Comparing GPU vs CPU

GPU versus CPU: performance

The GPU usually represents a significant speedup over the CPU implementations, but there are two issues to keep in mind:

Overhead of CPU <-> GPU copies

Typically, the CPU is connected to the GPU over a bus with lower bandwidth than that of the CPU to its main memory, and especially the CPU to its own caches; e.g., PCIe3 will max out at about 12 GB/sec, while server-class CPUs typically have 50+ GB/sec of total all-core cross-sectional memory bandwidth.

Copying a populated index from the CPU to the GPU may take a lot of time. Only if you are performing a reasonable number of queries on the GPU will you amortize this overhead; it is best to copy an index once to a GPU and keep it there, or to create an index on the GPU and populate it there.

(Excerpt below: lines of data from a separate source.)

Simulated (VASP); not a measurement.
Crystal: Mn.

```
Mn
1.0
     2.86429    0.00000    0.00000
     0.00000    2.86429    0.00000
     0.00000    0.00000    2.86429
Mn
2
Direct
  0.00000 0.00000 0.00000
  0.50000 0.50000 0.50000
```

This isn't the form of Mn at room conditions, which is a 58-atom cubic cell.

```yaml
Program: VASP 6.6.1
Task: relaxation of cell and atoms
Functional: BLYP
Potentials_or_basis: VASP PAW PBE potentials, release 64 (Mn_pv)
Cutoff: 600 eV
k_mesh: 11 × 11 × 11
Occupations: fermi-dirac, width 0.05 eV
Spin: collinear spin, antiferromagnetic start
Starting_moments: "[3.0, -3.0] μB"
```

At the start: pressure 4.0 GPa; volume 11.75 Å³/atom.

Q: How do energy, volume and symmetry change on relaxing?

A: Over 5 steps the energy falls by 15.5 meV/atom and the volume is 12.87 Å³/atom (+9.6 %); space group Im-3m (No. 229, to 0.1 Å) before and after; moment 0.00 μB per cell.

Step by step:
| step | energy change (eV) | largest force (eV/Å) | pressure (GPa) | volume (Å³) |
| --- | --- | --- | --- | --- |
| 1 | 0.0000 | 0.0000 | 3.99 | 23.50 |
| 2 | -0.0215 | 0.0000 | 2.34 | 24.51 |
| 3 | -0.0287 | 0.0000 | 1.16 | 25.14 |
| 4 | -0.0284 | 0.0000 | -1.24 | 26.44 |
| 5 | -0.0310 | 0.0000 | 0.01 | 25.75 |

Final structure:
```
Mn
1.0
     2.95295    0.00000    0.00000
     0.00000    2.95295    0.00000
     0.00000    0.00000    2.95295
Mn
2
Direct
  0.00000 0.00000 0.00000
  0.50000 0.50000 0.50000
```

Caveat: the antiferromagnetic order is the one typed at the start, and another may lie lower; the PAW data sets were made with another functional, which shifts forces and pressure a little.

If you have a lot of query vectors on the CPU, copying this to the GPU could take some time as well, though this is only an issue if the index is small (think: the index on CPU could fit in a CPU's last level cache, on the order of a few MB).
Batch size and index size

GPUs are typically higher latency but have higher parallel throughput and memory bandwidth than CPUs. It is best to use batch queries with the CPU or GPU if possible as this amortizes the touching of index memory across all of the queries.

Index size should be relatively large to see the GPU win as well, then it will win massively. An index with only a few thousand vectors will typically always be faster on the CPU (as it can fit in the CPU's caches), but hundreds of thousands to millions/billions of vectors will be great to amortize the GPU's overheads.

To summarize:
- small query batch, small index: CPU is typically faster
- small query batch, large index: GPU is typically faster
- large query batch, small index: could go either way
- large query batch, large index: GPU is typically faster

The GPU indices support query data coming from the host CPU or from GPU memory. If the query data is already on the GPU, then using it on the GPU would be best, making the GPU strategy win in all 4 cases except for the most degenerate (super tiny index with little parallelism available for the GPU).

GPU versus CPU: accuracy

The GPU indices implement the same algorithms as the CPU, but may or may not return the exact same results. there are three main things to keep in mind:

floating point reduction order

Floating point arithmetic is not associative by default. The order of operations in the GPU code is liable to be quite different than the CPU version, so the final reported distance results or order of elements returned could differ from those reported by the GPU. Even in the simplest case of a CPU IndexFlatIP versus GPU GpuIndexFlatIP could report different results due to floating point reduction differences in the respective matrix multiplication kernels.
equivalent element k-selection order

The order in which results are scanned and k-selected on the GPU is not guaranteed to be the same as the CPU. If you have equivalent values (i.e., as vectors in the index, or distances reported), there is no guaranteed relative order of these equivalent elements, similar to a non-guarantee of stability for a sort.

For example, an index could have 1000 duplicate vectors, each with different user IDs. If some of these vectors are within min-k (L2) or max-k (IP), the GPU may return different IDs than the CPU.
float16 opt-in

If float16 versions of GPU algorithms are used (e.g., for GpuIndexFlat), then distance calculations will be different as well.

In order to compare CPU to GPU equivalency, one should probably use a recall @ N framework to determine the level of overlap between the CPU and GPU results, and for results with the same ID between GPU and CPU, the distances should be within some reasonable epsilon (say, 1-500? units in the last place).